Monday,
October 12, 2009
As Mexican
Wine Industry Grows Dark Clouds are Looming
'Vino-Tourism' by Steve Dryden
I’ve been promoting and writing about Mexico’s
wine industry for over five years now, and I would like to share some thoughts about that experience with my readers. When
I started writing in 2004, about the Baja California wine country via my self-guided wine tour publication The Guadalupe Grapevine, there were seven official wineries in the region of Valle de Guadalupe, Ensenada and
Santo Tomas. Today there are nearly 40 official wineries, hundreds of artisan winemakers, and several new wineries in various
stages of construction and/or planning.
And, the quality of Mexican wines has evolved
from drinkable to good, with a handful qualifying as world class.
Despite the fact that our wine industry is fighting
regulation, quality control, and formulated standards of excellence, the overall quality of Mexican wine is improving vastly.
Some local winemakers feel that Mexico is not ready to focus on guidelines that would regulate the overall quality, but would
rather have free rein to experiment in more of an artisan fashion.
Historically, this artisan option retards growth in
quality and hinders positioning on the global market, but it may buy the industry some time to be creative and explore options.
For example, a lack of laws regulating wine quality and standards has enabled visionary producers to experiment with traditional
and international grape varieties in a variety of regions. In some ways Mexicans are still trying to define their wine industry,
find the correct varieties suitable for the region, and develop that certain character that captures the “essence of
the terrior.” In other words, when you drink our wine you’d think,
“oh yes, this is good and it’s distinctly Mexican in expression.”
As Mexico transitions away from a beer and tequila
drinking country towards more wine consumption, the industry has been blessed with a higher demand for wine than wineries
can supply. This has led to a boom for many established winemakers who sell entire vintages before they are made, and has
eliminated any desire to export their wines to global markets. Still, with the
current economic downturn many wineries are now stuck with last year’s inventory and, for the first time, experiencing
reduced sales.
Moreover, up until this point in time many Mexican
wines have been overpriced (considering the quality) in comparison to wines of similar quality from Chile, Argentina and Spain.

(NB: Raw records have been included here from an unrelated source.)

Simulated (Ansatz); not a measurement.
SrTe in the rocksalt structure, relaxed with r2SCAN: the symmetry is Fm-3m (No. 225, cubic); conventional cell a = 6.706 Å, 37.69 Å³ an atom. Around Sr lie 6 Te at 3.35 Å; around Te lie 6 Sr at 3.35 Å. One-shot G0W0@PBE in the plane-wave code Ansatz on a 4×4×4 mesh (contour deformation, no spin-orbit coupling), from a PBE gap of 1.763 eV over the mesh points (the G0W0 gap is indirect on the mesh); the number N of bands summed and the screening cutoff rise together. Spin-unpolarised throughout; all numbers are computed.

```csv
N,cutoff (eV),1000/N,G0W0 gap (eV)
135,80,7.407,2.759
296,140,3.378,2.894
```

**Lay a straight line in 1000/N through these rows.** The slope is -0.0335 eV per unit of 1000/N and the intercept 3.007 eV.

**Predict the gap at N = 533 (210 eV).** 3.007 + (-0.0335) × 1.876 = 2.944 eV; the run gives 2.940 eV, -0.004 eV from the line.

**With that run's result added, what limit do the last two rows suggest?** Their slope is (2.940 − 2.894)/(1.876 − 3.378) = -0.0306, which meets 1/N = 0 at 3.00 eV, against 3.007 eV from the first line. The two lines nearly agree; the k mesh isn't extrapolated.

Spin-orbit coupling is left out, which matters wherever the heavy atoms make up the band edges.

Here in Mexico, the law of supply and demand had dictated the pricing.
The movement in creating high quality or premium wine
began here in the late 1980’s, and it is still in various stages of emergence and evolution. Mexican vineyards in the Baja California valleys of Guadalupe, San Vicente, Santo Tomas, Redondo, Ojos
Negro, Tecate and other regions have the capability to produce superior grapes (when properly managed), comparable to the
best grape growing regions in the world. The limitations in the past for producing
premium wine have been a shortage of trained enologists (winemakers), in addition to a lack of modern technology and equipment. Of course, a prohibitive tax of about 48 percent on each bottle of wine is a major
obstacle for economic growth within the industry.
An important asset for the modern winemaker here is
that Mexico is blessed with some mature, well established vineyards of high quality grapes. Some of these plantings of European
vine stocks go back to 1888, 1910, 1939 and the 1940’s. This supply of high quality, mature grapes gives winemakers
a jump start in the quest for creating premium wine. Thus, a lack of superior grapes for making quality wine is not a limitation
for Mexico. The hindrances to substantial progress have been high taxation, as
well as a lack of quality control standards and trained winemakers.
Recent international gold medal awards for wines made
from grapes grown in Mexico (processed in the US) confirms this assessment, although many Mexican wines have fared well in
international competitions for several years, winning gold and silvers around the world.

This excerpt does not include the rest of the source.